Museums are excellent places to go when trying to explore new topics or to simply interact with a couple fun exhibits, but the sheer size of some can be difficult for both staff and visitors alike. The primary issue is that there is a large number of electronics displays and other equipment which must be checked in the morning and throughout the day periodically, and having a staff member check every single one takes a lot of time to complete. For visitors, some might have difficulty in finding their way around the museum, so having an automatic tour guide would also free up staff for other tasks.
A team of two people from EDM Studio in Vancouver (Will Donaldson and Darran Edmundson) sought to build a robot that can do all of the above and more while also having the ability to swap out modular components quickly. Their solution involves using a custom robot with a suite of sensors and manipulators that can cruise around a museum's floor to carry out different actions as needed, all while moving on a set of omni wheels- hence the name "OMNi".
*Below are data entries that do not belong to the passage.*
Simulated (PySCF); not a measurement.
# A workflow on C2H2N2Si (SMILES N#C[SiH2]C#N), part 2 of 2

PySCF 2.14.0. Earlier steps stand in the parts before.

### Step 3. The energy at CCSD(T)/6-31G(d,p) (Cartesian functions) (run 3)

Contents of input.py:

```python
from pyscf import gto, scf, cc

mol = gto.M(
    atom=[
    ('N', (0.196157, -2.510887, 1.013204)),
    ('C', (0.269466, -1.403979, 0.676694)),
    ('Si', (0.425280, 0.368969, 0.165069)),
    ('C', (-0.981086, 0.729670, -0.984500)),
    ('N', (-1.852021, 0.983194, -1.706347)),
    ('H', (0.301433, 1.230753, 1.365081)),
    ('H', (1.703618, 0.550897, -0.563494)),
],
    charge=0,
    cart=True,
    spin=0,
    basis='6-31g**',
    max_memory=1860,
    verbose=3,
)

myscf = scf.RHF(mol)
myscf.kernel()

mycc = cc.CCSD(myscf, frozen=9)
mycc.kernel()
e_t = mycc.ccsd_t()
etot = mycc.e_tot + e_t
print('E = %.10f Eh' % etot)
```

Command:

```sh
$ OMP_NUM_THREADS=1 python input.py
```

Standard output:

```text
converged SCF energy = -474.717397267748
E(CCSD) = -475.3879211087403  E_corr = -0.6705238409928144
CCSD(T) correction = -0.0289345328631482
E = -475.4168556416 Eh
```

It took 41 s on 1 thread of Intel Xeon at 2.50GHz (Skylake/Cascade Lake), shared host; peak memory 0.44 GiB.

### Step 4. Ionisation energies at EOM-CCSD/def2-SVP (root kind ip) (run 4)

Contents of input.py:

The very first version of OMNi consisted of a simple triangular platform that had a single omni wheel mounted on each of its three corners. This was important since the robot had to be capable of moving around people and obstacles with plenty of agility. The base had a lead-acid battery that connected to the electronics up top that read incoming sensor data and made movement decisions to control the motors.
Because the robot would be around people for nearly the entire day, a new chassis was needed. Version two had a similar layout but ditched the triangular wooden base for a circular aluminum one, although the motors were still in the same configuration. Next, an acrylic plate was cut and attached to the base with a set of metal rods for holding the electronics. And finally, a top aluminum plate was machined with many holes for mounting robotic arms and sensors for modularity.
Power is provided to the robot by a single 12V 14Ah BLD14-12 battery, and its output is passed through a fuse for safety and then a 12V to 5V regulator for the electronics. The three DC motors are each driven by an individual MD10C module that receives current from a relay for immediate cutoff in the case of an emergency. In order to give the Raspberry Pi positional feedback data, each motor is also connected to a closed-loop PID controller and Arduino Nano pair that measures the RPM of the motor and sends the values over I2C.
A robot without sensors is blind, which would be incredibly harmful if it is to be used around people. This is why Donaldson and Edmundson added a LIDAR module to the second-from-the-top plate that performs a scan once every second and updates its internal map using simultaneous location and mapping (SLAM) algorithms. However, this alone is not enough because the robot is moving too fast for the LIDAR data to catch up. Therefore, an inertial measurement unit (IMU) was also added that interpolates the robot's last-known position with where it is headed to avoid nearby obstacles.
Apart from autonomous navigation, the team needed a way to control the robot manually as well, so they came up with two different methods: a handheld controller or a keyboard. There was also an alternative ZeroTier SSH connection that allows for a user to remotely control the robot over the internet through a variety of schemes. Feedback is provided to the driver via a single Raspberry Pi High Quality Camera module.
When OMNi is next to an exhibit, it can use its onboard robotic arm to automatically touch the screen to see if it turns on or to move objects around. Currently, it lacks feedback sensors and useful tools, meaning that it only exists as a proof of concept for now.
The final feature of the OMNi robot is a set of two metal plates on the base that allow the robot to bump against a dock to charge without the need for human intervention.
To solidify the need for such a robot, the team encountered an exhibit that was working properly when viewed via its remote desktop, but failed when seen in person, indicating a display issue. This problem was only detected by a set of human eyes noticing the blank screen, but in the future, OMNi could check automatically and determine if something is broken on its own.